This was just the latest in a series of Republican attacks on 'vegetarian totalitarians' and the welfare state, from the "broccoli horrible" argument against the Affordable Care Act to stoking fears that the Green New Deal will ban hamburgers.
On 13 April 2021 Iowa Republican Sen. Joni Ernst (Iowa) proposed the TASTEE Act (Telling Agencies to Stop Tweaking What Employees Eat), which would ban "Meatless Mondays" in federal cafeterias, warning us of a "war on meat" which sounds a lot like the "war on Christmas" or "the war on men."
Meaty manhood
These meaty moral panics present and valorize an American identity that revolves around a man battling liberals to earn his beef. Republican politics often use meat to mobilize an image of working-class, masculine toughness, or heartland American patriotism. It's not just meat, it's dad at the grill on July 4--the picture of manhood. The food is heavy, under-seasoned, and over-cooked, but presented with pride. Texan politicians share photos of dry brisket, Wisconsin's governor of ham and cheese sandwiches. Trump, of course, eats steak well-done with ketchup, and poses with hundreds of fast food burgers.
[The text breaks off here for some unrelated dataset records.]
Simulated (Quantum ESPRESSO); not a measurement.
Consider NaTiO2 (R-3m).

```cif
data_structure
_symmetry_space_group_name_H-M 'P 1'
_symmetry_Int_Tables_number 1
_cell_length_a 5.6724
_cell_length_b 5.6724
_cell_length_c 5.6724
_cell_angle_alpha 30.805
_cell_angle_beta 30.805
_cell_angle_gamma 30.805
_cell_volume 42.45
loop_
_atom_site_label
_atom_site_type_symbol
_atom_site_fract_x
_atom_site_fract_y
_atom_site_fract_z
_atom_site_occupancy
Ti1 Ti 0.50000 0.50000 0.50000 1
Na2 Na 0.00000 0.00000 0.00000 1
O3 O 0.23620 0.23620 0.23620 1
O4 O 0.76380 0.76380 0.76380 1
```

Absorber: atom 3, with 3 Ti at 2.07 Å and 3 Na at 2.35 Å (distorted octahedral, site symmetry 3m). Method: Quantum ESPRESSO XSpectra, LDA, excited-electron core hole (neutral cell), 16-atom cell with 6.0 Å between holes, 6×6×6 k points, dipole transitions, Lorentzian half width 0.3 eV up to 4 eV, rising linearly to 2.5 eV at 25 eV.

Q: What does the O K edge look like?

Food ideology helps shape right populist discourse against liberal "cultural elites," a white working-class authenticity, in opposition to a liberal search for cultural distinction. Although an enormous steak is expensive, it is given value as an ordinary man's food in part through a simple or oversized presentation that makes it seem everyday and authentically American. It is also populist in contrast to liberal foods, such as sprouts, and liberal food ideologies.
Liberal food snobbery, such as Mike Bloomberg's campaign billboard reading, "Trump eats burned steak," or tweets mocking Republicans' lack of knowledge of craft beer haute cuisine also allow the right to craft this populist image. In the words of the right, a huge side of meat with ketchup is "owning the libs," these imagined, eco-conscious, pretentious liberals who probably order steak "a point."
Soy boys and tradwives
From castigating 'soy boys' to Jordan Peterson's carnivorism, meat means masculinity for the right. Even those who don't yearn for a white nation might associate veganism with women or celebrate meat as food that builds muscular strong men. Such shared ideologies make this an important area for the normalization of far-right politics.
Perhaps the best example is the meat-heavy paleo diet. The author of The Paleo Manifesto, John Durant, is a Trump supporter who describes himself as an "unfiltered contrarian," but his diet had between one and three million users in 2013. Pioneered in 1975 by Walter Voegtlin, since disavowed by modern paleo leaders for his "white supremacist, eugenicist, and generally unpalatable politics," this diet celebrates a natural, white, premodern utopia.
This vision of traditional utopia is also maintained by the tradwives, the women in their 20s and 30s who celebrate "traditional femininity" and actively promote submission to men, homemaking, and having large families. Researcher Annie Kelly notes that this vision of nostalgic femininity is linked to white supremacy. Central to the women's production of anti-feminist and white nationalist nostalgia are ideas of bodily and racial purity and fertility, such as home cooking as a performance of traditional lifestyles and gender roles.
For some a traditional utopia reflects an interest in wellness; a farm-to-table cuisine leading to a natural, healthy lifestyle, as well as a pure, fertile body and a slender figure. Often celebrating traditional Western foods or preparing labor-intensive meals that would be impossible for working women, tradwives link wellness to whiteness and anti-feminism. I grew up with this ideology, from a cookbook called Nourishing Traditions, which gave pickled beet and fermented cod recipes, and saw modernity and processed food as polluting to the body and mind--and challenged 'politically correct' nutrition.
Others celebrate traditional American food and traditional gender with a 1950s flair and a pearl necklace. If grilling is male, baking is feminine. Perhaps the only thing more feminine would be the dinner a tradwife proudly cooks from anti-feminist activist Phyllis Schlafly's cookbook, Faithfully, Phyllis: In the Kitchen.
Cooking itself is often a metonym for the 'traditional' female role, her place 'in the kitchen.' Cooking for and serving your man becomes an important image of submission and femininity, which honors and elevates white masculinity.
Tradwives use pies and pearls to translate far-right politics into the language of home and family. Although their tastes are different, mainstream Republican politicians and tradwives use food in very similar ways, using hamburgers and steaks to translate the Green New Deal into a front in a war on meat, men, and white suburban homes.